By Austin Wallis
As a native Nevadan and lover of the biggest little city, I have become pretty familiar with Reno’s streets thanks to my bike. I try to get out on two wheels as often as I can, especially now that it’s spring and generally beautiful outside (I’m even learning to love the 2 pm gust of wind that picks up on my daily commute).
Biking feels good, it reduces my carbon footprint, and it’s better for my wallet because I’m not spending cash on gas. Those are the obvious reasons to get out on a bike.
Lately though I’ve been thinking, that riding my bike is also a small act of rebellion. A rebellion against my lazy-self who’d rather sleep in than cycle to work. But then I saddle up, put the helmet on my head, feel fresh air against my face and the thought of the car feels like a cage. I am then so thankful for the pedals under my feet and sun on my arms. It’s worth it.
Riding a bike also feels like a rebellion against the tidal wave of motorists in Reno who haven’t ridden a bike since they were 12 and forget how naked it feels to have to share the road with semi-trucks and minivans blowing by you at 50mph.
It’s a rebellion against those who honk at me when I’m riding in the bike lane, who speed up as they pass and threaten me with a middle finger and a near a side swipe.

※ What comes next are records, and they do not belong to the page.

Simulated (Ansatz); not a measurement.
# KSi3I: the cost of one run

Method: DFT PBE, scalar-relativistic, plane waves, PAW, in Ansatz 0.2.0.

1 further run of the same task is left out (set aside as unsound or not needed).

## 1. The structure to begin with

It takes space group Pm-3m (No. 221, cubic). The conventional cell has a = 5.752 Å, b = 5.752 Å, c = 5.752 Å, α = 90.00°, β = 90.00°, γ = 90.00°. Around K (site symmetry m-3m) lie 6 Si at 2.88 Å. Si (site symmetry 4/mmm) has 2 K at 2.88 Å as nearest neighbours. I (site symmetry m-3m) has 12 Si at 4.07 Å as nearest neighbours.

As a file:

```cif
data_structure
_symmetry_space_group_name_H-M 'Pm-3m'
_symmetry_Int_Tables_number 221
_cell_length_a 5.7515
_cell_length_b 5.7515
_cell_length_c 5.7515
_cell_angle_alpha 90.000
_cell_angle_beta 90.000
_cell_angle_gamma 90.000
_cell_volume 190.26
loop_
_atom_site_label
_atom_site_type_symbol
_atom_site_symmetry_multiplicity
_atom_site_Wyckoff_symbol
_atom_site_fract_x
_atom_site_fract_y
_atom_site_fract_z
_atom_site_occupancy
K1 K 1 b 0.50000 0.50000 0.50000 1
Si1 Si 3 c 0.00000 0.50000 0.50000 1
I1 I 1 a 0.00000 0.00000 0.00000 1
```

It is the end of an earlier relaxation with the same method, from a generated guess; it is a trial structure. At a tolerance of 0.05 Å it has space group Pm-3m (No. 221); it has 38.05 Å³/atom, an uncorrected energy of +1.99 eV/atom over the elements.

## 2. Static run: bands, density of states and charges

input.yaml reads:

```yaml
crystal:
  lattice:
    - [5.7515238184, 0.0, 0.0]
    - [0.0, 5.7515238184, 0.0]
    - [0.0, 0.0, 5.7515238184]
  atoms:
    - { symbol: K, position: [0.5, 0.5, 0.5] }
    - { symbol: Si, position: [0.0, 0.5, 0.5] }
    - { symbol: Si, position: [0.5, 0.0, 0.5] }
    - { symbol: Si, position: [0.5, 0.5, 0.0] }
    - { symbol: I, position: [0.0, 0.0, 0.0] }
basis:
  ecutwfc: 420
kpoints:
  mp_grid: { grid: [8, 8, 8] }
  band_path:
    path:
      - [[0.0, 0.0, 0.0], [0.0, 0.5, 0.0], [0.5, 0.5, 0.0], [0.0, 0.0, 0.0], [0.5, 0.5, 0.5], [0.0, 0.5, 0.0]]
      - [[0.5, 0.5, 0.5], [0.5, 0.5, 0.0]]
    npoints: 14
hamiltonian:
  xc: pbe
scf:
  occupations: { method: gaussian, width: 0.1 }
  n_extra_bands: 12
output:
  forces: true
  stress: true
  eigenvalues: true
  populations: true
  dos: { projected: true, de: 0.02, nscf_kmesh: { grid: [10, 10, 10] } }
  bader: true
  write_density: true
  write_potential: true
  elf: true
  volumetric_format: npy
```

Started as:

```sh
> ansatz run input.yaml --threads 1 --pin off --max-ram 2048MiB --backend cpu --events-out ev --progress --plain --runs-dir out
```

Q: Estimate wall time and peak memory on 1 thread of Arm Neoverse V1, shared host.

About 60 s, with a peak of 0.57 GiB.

I obey the rules of the road, and you should too if you’re a driver and give me three-feet when you pass by, as is required of you by law (NRS 484B.270).
I’ve noticed that drivers in this town can be highly aggressive to a bicycle commuter, which fuels my fire even more to keep riding the streets every day as a visible reminder to people to share the road, to slow down, pay attention, and maybe even inspire them to get out of their steel boxes and into the open air.
Do it for your health, for your community, for the Earth, for whatever reason… “Just ride a bike, and get there free.”